[Peace-discuss] Another note
Morton K. Brussel
brussel4 at insightbb.com
Fri Sep 15 15:13:40 CDT 2006
Ilan Pappe, like Amira Hass [See http://www.zmag.org/content/
showarticle.cfm?SectionID=22&ItemID=10871], Uri Avnery, and some
others, is one of the relatively few Israelis who have consistently
and openly defied and criticized his own governments' policies. He
has had a hard time as a result, but persists…
Genocide In Gaza
by Ilan Pappe
September 04, 2006
A genocide is taking place in Gaza. This morning, 2 September,
another three citizens of Gaza were killed and a whole family wounded
in Beit Hanoun. This is the morning reap, before the end of day many
more will be massacred. An average of eight Palestinian die daily in
the Israeli attacks on the Strip. Most of them are children. Hundreds
are maimed, wounded and paralyzed.
The Israeli leadership is at lost of what to do with the Gaza Strip.
It has vague ideas about the West Bank. The current government
assumes that the West Bank, unlike the Strip, in an open space, at
least on its eastern side. Hence if Israel, under the ingathering
program of the government, annexes the parts it covets - half of the
West Bank - and cleanse it from its native population, the other half
would naturally lean towards Jordan, at least for a while and would
not concern Israel. This is a fallacy, but nonetheless it won the
enthusiastic vote of most of the Jews in the country. Such an
arrangement can not work in the Gaza enclave - Egypt unlike Jordan
has succeeded in persuading the Israelis, already in 1948, that the
Gaza Strip for them is a liability and will never form part of Egypt.

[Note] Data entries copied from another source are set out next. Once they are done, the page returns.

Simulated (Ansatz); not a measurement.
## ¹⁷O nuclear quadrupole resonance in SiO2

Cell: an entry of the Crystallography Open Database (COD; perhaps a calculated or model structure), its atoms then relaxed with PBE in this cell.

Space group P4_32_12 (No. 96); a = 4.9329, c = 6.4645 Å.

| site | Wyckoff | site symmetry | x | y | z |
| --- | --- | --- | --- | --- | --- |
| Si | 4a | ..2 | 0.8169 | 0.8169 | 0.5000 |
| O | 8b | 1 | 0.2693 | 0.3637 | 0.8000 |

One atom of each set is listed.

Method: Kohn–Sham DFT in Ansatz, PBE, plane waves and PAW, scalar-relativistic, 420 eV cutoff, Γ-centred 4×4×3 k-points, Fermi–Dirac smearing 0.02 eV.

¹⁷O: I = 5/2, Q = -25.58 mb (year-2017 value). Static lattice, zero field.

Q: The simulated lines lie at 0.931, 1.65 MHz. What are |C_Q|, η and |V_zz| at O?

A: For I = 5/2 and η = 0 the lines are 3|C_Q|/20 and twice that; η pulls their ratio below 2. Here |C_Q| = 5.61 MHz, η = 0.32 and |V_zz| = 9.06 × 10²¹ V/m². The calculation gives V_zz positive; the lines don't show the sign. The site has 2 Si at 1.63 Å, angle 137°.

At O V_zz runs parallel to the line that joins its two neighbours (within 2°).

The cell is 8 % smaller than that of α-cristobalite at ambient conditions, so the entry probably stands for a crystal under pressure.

So a million and half Palestinians are stuck inside Israel - although
geographically the Strip is located on the margins of the state,
psychologically it lies in its midst.
The inhuman living conditions in the most dense area in the world,
and one of the poorest human spaces in the northern hemisphere,
disables the people who live it to reconcile with the imprisonment
Israel had imposed on them ever since 1967. They were relative better
period where movement to the West Bank and into Israel for work was
allowed, but these better times are gone. Harsher realities are in
place ever since 1987. Some access to the outside world was allowed
as long as there were Jewish settlers in the Strip, but once they
were removed the Strip was hermetically closed. Ironically, most
Israelis, according to recent polls, look at Gaza as an independent
Palestinian state that Israel has graciously allowed to emerge. The
leadership, and particularly the army, see it as a prison with the
most dangerous community of inmates, which has to be eliminated one
way or another.
The conventional Israeli policies of ethnic cleansing employed
successfully in 1948 against half of Palestine's population, and
against hundred of thousand of Palestinians in the West Bank are not
useful here. You can slowly transfer Palestinians out of the West
Bank, and particular out of the Greater Jerusalem area, but you can
not do it in the Gaza Strip - once you sealed it as a maximum-
security prison camp.
As with the ethnic cleansing operations, the genocidal policy is not
formulated in a vacuum. Ever since 1948, the Israeli army and
government needed a pretext to commence such policies. The takeover
of Palestine in 1948 produced the inevitable local resistance that in
turn allowed the implementation of an ethnic cleansing policy,
preplanned already in the 1930. Twenty years of Israeli occupation of
the West Bank produced eventually some sort of Palestinian
resistance. This belated anti-occupation struggle unleashed a new
cleansing policy that still is implemented today in the West Bank.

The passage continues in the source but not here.